The synthesis part is almost identical to this http://audioprograming.wordpress.com/2012/10/18/a-simple-synth-in-android-step-by-step-guide-using-the-java-sdk/, the only difference is that I play stereo sound (I can't reduce it to mono because it's a binaural tone).
Any ideas? what can I do?
Thanks in advance
Marko's answer seems very good. But if you're still in the experimental/investigational phase of your project, you might want to consider using Pure Data, which already is implemented as a combination Android library/NDK library and which would allow you to synthesize many sounds and interact with them in a relatively simple manner.
The libpd distribution is the Android implementation of Pure Data. Some good starting references can be found at the SoundOnSound site and also at this site.
Addendum: I found a basic but functional implementation of an Android Midi Driver through this discussion link. The relevant code can be found here (github, project by billthefarmer, named mididriver).
You can view how I use it in my Android app (imSynt link leads you to Google Play), or on YouTube.
The performance of audio synthesis on ARM is actually very respectable with native code that makes good use of the NEON unit. The Dalvik's JIT compiler is never going to get close to this level of performance for floating-point intensive code.
A look at the enormous number of soft-synth apps for iOS provides ample evidence of what should be possible on ARM devices with similar levels of performance.
However, the performance you are reporting is several orders of magnitude short of what I would expect. You might consider the following:
Double precision float-point arithmetic is particularly expensive on ARM Cortex A-x NEON units, where as single precision is very fast and highly parallelizable. Math.sin() returns a double, so is unnecessarily precise, and liable to be slow. The 24-mantissa provided by single precision floating point value is substantially larger than the 16-bit int used by the audio subsystem.
You could precompute sin(x) and then perform a table-lookup in your render loop.
There is a previous post on SO concerning Math.sin(x) on android suggesting degrading performance as x becomes large, as it's likely to in this case over time.
For a more advanced table-based synthesiser, you might consider using a DDS Oscillator.
Ultimately, you might consider using native code for synthesis, with the NDK.
You should be able render multiple oscillators with filters and envelopes and still have CPU time left over. Check your inner loops to make sure that there are no system calls.

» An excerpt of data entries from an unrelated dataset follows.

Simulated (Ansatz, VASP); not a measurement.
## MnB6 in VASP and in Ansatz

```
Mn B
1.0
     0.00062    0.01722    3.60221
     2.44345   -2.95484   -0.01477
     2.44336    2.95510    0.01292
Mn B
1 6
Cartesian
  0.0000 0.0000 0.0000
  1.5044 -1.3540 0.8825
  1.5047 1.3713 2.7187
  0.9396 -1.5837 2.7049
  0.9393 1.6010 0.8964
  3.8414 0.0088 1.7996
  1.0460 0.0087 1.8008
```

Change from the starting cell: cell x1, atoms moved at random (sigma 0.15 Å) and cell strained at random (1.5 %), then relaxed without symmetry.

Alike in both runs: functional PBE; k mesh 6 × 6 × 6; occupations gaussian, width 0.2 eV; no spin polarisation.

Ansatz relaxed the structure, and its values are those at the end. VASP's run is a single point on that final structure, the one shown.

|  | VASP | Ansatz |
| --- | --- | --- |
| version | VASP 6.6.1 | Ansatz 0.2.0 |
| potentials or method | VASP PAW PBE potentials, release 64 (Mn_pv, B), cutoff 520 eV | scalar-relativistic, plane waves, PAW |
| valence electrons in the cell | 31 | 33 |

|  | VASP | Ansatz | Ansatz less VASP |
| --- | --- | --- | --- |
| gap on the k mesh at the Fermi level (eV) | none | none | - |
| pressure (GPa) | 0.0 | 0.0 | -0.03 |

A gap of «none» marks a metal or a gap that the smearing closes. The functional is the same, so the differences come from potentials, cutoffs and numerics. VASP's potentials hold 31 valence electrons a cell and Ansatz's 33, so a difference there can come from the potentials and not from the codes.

Are you on a very old phone? You did not mention the hardware or OS version.
You might want to try using JSyn. It is a free modular Java synthesizer that runs on any Java platform including desktops, Raspberry Pi and Android.
https://github.com/philburk/jsyn
Have you tried profiling your code? It sounds like something else is possibly causing your slow down, profiling would help to highlight the cause.
Mike
Is there any other free vector library optimized for neon that math-neon?
I would like to get advantage of neon in my code, i have lot of objects and i am doing lot of simple vector physics-math, like adding vectors, multiplying, dotting them, those are 3d vectors but if i could make it a lot faster 2d should be ok too, the question is, is it worth using neon? for example lets take 100000 points, i need to calculate their movement, collisions etc. I am currently using my own math, and its based on inline functions, lets say that i would like to use my hypothetical neon library with matrices too, currently i am using glm for that, and its doing fine, but could it be faster? Speed advantage between arm-abi and arm7-abi in ndk is about 30 percent in my case, can neon be faster or maybe my code is translated to neon in compile time?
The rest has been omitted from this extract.